Last week’s Flash Back Friday featured my 1987 Dodge Shadow Shelby CSX, which might have you thinking I’ve made a typo above and I’m just double-posting about the same car. But no, my 1989 Shelby CSX was an entirely different car. Sure, they shared the same starting point (a Dodge Shadow) and they used the same basic drivetrain (an intercooled, turbocharged 2.2-liter inline-4 mated to a 5-speed manual transmission) but that’s where the similarities ended.
It’s worth noting that Shelby also offered a 1988 version of this car, but where the first year (1987) CSX was a black-and-gray model offered with an intercooled 2.2-liter to consumers, the 1988 Shelby CSX-T was missing the intercooler and was only offered to Thrifty (thus the “T” in the name) rental car agencies as a throwback to the 1966 Shelby GT350H rental car Mustang. The 1988 Turbo I engine was rated at just 146 horsepower, and 1000 of these CSX models were produced, the same number as the 1987 model.
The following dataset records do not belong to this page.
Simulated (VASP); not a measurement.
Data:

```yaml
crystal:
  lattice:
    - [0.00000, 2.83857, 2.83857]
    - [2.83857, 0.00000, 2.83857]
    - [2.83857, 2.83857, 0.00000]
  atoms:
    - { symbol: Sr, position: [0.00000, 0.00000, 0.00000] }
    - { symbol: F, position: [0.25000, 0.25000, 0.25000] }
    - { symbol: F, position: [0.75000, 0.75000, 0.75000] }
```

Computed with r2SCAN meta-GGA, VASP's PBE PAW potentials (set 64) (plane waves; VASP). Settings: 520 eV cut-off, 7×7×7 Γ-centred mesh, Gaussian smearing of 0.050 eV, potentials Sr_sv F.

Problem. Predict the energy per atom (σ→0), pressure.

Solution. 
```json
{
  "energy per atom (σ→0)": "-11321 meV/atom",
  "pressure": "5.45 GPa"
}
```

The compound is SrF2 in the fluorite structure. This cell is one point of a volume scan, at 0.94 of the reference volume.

The 1989 Shelby CSX featured several upgrades from the ’87-’88 versions. First, the intercooler returned to the turbocharged 2.2-liter engine, ensuring more power under a wider range of ambient temperature. Second, the engine featured an entirely new “variable-nozzle turbo” technology. The 1989 Shelby CSX is officially called the “CSX-VNT” though I never heard anyone refer to it that way the entire 4 years I owned mine. This was also the rarest of the three Shelby CSX model years, with only 500 produced.